Lazy I: Opinions are cheap

Author: John Nagy ’00M.A.

John Nagy, associate editor

A whole day and a half has passed since deadspin.com published its troubling report and I don’t have much worthwhile to say about Manti Te’o ’13 and the Lennay Kekua hoax. Judging by everything I’ve read so far of this sad episode, no one else who writes for a living does, either.

It’s not my job to sling opinions about this matter. It is my job to try to find out what happened and to think how Notre Dame Magazine might add something valuable to the reporting of the story. So I’m building a file and gave a few hours yesterday to reactions on news sites, the Twitter feed, sports talk radio, wondering what questions need answers for this picture to start making sense.

I listened to that voice in my head as it repeated a wise rebuke I once heard about a Tarheel dad giving to his daughter whenever she ran off at the mouth: “Sweetheart, you don’t know enough to talk.”

If there’s one thing we excel at in the 21st century, it’s running off at the mouth. Opinions are cheap. Everybody’s got one. So my file so far has little of value beyond the verifiable facts reported on deadspin (there is no Lennay Kekua) and what we learned from Notre Dame’s athletic director Wednesday night (Notre Dame hired private investigators and has concluded that Te’o is a victim of a cruel deception and the school is standing by its man).

Manti Te'o

It’s likely we won’t learn much more until Te’o himself takes questions. We don’t yet know enough to talk. But we sure have lots to say.

The irony alone should stop our mouths for half a minute if nothing else will. After all, how did we get here? Well, people started talking before they had something true to say. A girl dies, her story grabs the national spotlight and not one person — no reporter, no editor, no fact-checker, no enterprising college intern, no skeptical blogger — thought to check the obituaries, the accident report, the school she attended, until someone sent the guys at deadspin a tip — three months after the fact.

Wednesday morning, oblivious to the news that would break in the afternoon, my wife and I were talking about the baseless fictions passed off as facts in the hours after the Newtown massacre. We marveled once more at how news reporting in the age of the dying daily newspaper and the blogosphere evokes the spread of rumors on the wild frontier. The quaint old rule of confirming facts with two reliable sources before reporting them is nothing more than a quaint old rule.

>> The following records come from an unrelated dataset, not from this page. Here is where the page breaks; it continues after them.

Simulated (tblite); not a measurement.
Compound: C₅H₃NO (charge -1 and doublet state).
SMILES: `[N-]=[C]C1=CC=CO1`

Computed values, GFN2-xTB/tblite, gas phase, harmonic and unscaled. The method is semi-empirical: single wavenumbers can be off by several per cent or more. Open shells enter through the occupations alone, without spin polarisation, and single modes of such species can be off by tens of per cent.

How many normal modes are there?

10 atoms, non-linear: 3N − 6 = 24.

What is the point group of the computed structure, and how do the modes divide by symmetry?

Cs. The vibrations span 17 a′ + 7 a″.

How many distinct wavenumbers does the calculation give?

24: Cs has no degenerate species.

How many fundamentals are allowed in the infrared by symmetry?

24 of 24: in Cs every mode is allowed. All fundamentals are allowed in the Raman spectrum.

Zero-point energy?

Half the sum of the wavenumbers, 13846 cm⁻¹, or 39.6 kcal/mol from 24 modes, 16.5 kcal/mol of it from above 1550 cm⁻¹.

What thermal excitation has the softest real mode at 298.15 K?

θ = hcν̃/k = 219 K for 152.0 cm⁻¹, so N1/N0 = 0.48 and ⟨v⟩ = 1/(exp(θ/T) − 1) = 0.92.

Haven’t we learned anything?

Nope. Day two of the Manti story was full of analysis pieces that read more like gossip sheets, self-righteous I-told-you-sos, silly speculations about Te’o’s psychology, rehashed columns lumping the hoax onto the pile of unverified and self-perpetuating Notre Dame scandal allegations. One reporter scolded the University for sitting back and letting the media write its romance — as if to suggest that journalists have no more important social role than repackaging hearsay, that story subjects are now responsible for the fairness and accuracy of the journalist’s work, that finger-pointing is a more productive exercise than picking up the trail and following a big (and true) story.

Make some room now for Gothic novels on the romance shelf.

I want to believe Manti — for a lot of reasons, some of them admittedly self-serving – even though that would mean this is just a story about a young man and a family humiliated by that part of the spotlight that was just a little too bright for them to bear.

The point is, it doesn’t matter what I believe. What matters is what happened, what didn’t happen and who knew what when. There’s more to this story than what a pair of investigative reporters can turn up in one week, and there’s a name for that kind of writing, too.